In this episode, Taylor Baker sits down with Tim Stay, CEO of the Other Side Foundation, to discuss how the organization helps people break cycles of addiction, incarceration, and homelessness through peer-led community, work-based learning, and whole-person transformation.
What You’ll Learn
- Why lasting recovery and reentry often require more than treatment especially when people have spent years cycling through addiction and incarceration.
- How a long-term, residential model can rebuild daily habits, accountability, and practical life skills for sustainable independence.
- What it means to run a “peer-led” organization, and how leadership from lived experience changes culture and outcomes.
- How “perceived similarities” create hope when students can see someone like them leading, thriving, and proving change is possible.
- How social enterprises can serve a dual purpose: funding the mission while teaching real-world employability and teamwork.
- Which reentry barriers (like GED completion, driver’s license restoration, and job readiness) must be addressed to make change stick.
- How nonprofit marketing often needs to speak to two audiences at once: recruiting people who need services and attracting customers to mission-driven businesses.

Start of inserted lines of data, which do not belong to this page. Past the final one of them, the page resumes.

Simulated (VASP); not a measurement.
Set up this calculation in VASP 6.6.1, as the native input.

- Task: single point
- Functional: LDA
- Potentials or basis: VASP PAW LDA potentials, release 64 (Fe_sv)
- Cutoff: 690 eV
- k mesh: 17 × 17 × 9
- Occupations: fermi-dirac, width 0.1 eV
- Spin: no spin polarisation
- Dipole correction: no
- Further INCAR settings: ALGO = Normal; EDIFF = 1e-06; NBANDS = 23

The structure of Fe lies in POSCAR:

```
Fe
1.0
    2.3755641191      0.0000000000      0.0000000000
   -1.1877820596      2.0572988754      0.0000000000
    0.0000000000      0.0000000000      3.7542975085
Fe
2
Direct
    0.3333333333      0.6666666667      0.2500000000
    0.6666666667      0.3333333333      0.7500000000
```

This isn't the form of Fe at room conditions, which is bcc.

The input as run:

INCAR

- How simple AI tools can accelerate communication and content production for teams rebuilding skills and why leadership development is the biggest lever for scaling to new cities.
Tim’s story highlights what can happen when entrepreneurial discipline is paired with deep human commitment: a model that treats personal change as learnable, community-supported work, and then builds systems leaders, businesses, and long-term housing pathways that make that change repeatable. The conversation underscores that investing in people is not only the mission, but also the strategy that enables growth and wider impact.